Public Speaking: essential business skill

The room falls silent; thirty-two people focus their attention on the speaker wanting to hear how they are going to benefit from the speaker joining their business network. A “seat” in the network is reputed to be worth on average $20,000 per year – worth having.

It’s a bake-off, a competitive situation. It shouldn’t be like this. The assessment  should really be made on the skills, qualifications and reputations of the contestants – and more importantly what they are going to bring to the network. But how can we tell? We’ve had references, information, and their publicity material. But now it’s come down to this – their trades skills are worth squat. Can they speak to us in a way that convinces us that they will be the right one?

Now, it’s only their public speaking skills that matter. Are they articulate, confident (at least seeming so), a bit humorous, witty even and, ultimately, likable?

To some people these abilities come naturally – but to most of us they require development, practice, honing. Practice – that repetitive, boring part of the learning curve that we have to go through before we reach mastery.

What happened?

We had a fair idea who we wanted – but the speaking let him down. A fine tradesman I’m sure he is. A capable and useful member of our group he could probably have been. But his speaking let him down – and when that’s all there is to ultimately judge by then that is what happens. Unfair perhaps, illogical perhaps – but that was the reality.

Public speaking is an essential skill. In professional and business life it comes up again and again. It isn’t necessary to be a great orator – but it is necessary to be able to confidently and clearly express oneself to a group.

There will be times when your “customers” will be real people listening to you speak. Can’t speak? Then you can’t serve all your customers.

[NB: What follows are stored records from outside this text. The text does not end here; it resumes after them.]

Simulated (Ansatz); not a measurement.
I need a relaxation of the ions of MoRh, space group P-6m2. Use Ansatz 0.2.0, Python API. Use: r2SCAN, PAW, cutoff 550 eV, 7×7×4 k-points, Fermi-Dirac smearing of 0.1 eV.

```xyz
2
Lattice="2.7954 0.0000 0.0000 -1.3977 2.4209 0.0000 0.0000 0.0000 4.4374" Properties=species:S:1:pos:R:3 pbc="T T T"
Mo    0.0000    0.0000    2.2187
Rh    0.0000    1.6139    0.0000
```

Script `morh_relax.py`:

Are your speaking skills up to the level you need? You could do a lot worse than join a Toastmasters Club. There are arguments that Toastmasters emphasises rhetorical style over authentic communication – but I don’t know of an alternative that matches for cost and time. The supporting manuals cover the material very well and the range of speaking skills one experiences – meeting chair, evaluator, grammarian, speaker, table topics master – cover many different aspects of speaking. Not to mention “table topics” – delivering an impromptu 2 minute speech. All of this happens in a safe supportive environment of people at various levels doing the same thing – and having fun to boot.

When the $20,000 opportunity comes your way, will you be able to step up to the mark?